Even with the steep year-over-year decline, financial services funding is still high by historical standards. Currently, 2022 is on track to deliver the second-highest funding total of the past five years. For perspective, we chart out investment and round count totals below:

Perspective from the public markets

Shifting public market sentiment looks like a major driver of change in venture appetite for fintech deals.

So far this year, virtually every venture-backed company that took advantage of the wide-open IPO window last year is down sharply from its peak. This applies to at least 20 companies, listed here, which made debuts on U.S. exchanges, including high-profile offerings from Coinbase, Robinhood and SoFi.

In recent quarters, meanwhile, large fintech IPOs simply haven’t been happening. This has multifold and sometimes differing effects on venture funding. On the one hand, without IPOs, we don’t see big pre-IPO rounds. On the other hand, companies that had been contemplating public offerings might choose instead to seek more private financing.

Some of this year’s biggest rounds, in fact, were companies that generated a lot of buzz as potential IPO candidates. This includes Klarna, the buy now, pay later platform, which raised $800 million in July after cutting its valuation by 85%.

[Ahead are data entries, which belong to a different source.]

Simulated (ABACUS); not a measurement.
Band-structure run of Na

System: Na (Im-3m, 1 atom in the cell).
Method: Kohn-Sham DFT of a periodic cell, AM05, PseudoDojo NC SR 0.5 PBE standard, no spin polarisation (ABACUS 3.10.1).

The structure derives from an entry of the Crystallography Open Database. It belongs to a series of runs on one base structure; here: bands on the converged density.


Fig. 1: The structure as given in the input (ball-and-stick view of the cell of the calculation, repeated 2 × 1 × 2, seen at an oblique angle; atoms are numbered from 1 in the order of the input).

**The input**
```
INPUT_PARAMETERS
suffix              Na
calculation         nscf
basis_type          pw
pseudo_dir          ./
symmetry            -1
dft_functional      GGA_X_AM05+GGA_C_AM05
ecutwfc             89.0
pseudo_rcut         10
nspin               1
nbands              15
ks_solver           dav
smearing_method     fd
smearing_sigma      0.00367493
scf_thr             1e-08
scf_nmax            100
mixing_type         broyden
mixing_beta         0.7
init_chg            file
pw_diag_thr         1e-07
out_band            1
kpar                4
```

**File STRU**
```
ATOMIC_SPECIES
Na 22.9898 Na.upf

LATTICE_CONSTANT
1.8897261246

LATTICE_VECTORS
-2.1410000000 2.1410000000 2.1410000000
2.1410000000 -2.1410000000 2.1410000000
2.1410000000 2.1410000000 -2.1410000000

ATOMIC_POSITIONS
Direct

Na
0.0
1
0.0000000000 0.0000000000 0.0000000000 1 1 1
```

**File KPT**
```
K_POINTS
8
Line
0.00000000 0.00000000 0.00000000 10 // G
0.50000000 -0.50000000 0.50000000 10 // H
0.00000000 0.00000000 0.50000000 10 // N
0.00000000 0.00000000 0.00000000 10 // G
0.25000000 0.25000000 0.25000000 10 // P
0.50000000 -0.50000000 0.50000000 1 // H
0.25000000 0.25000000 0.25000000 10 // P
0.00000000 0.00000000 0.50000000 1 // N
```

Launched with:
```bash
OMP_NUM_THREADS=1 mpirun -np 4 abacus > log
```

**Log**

Early-stage funding is falling too

Seed and early-stage fintech and financial services investment is also down sharply. For a sense, we charted out funding and deal count for the space over the past six quarters at seed, Series A and Series B:

At early stage, some of the recent declines can be attributed to the fewer really big rounds and likely more constraint around valuations.

Last year, for instance, FTX raised over $1.4 billion in Series B financing at a peak valuation of $25 billion, per Crunchbase data. This year, we would hope venture investors would refrain from putting that kind of cash to work in any company with clear red flags around compliance and corporate governance.

Methodology

The dataset for the funding analysis includes companies categorized by Crunchbase as one of several sectors tied to fintech and financial services. Companies included in the results may be fully financial services-focused or include financial services as a significant focus of their business models. Funding rounds included in the results totaled at least $200,000 and included companies founded no more than 20 years prior to the funding.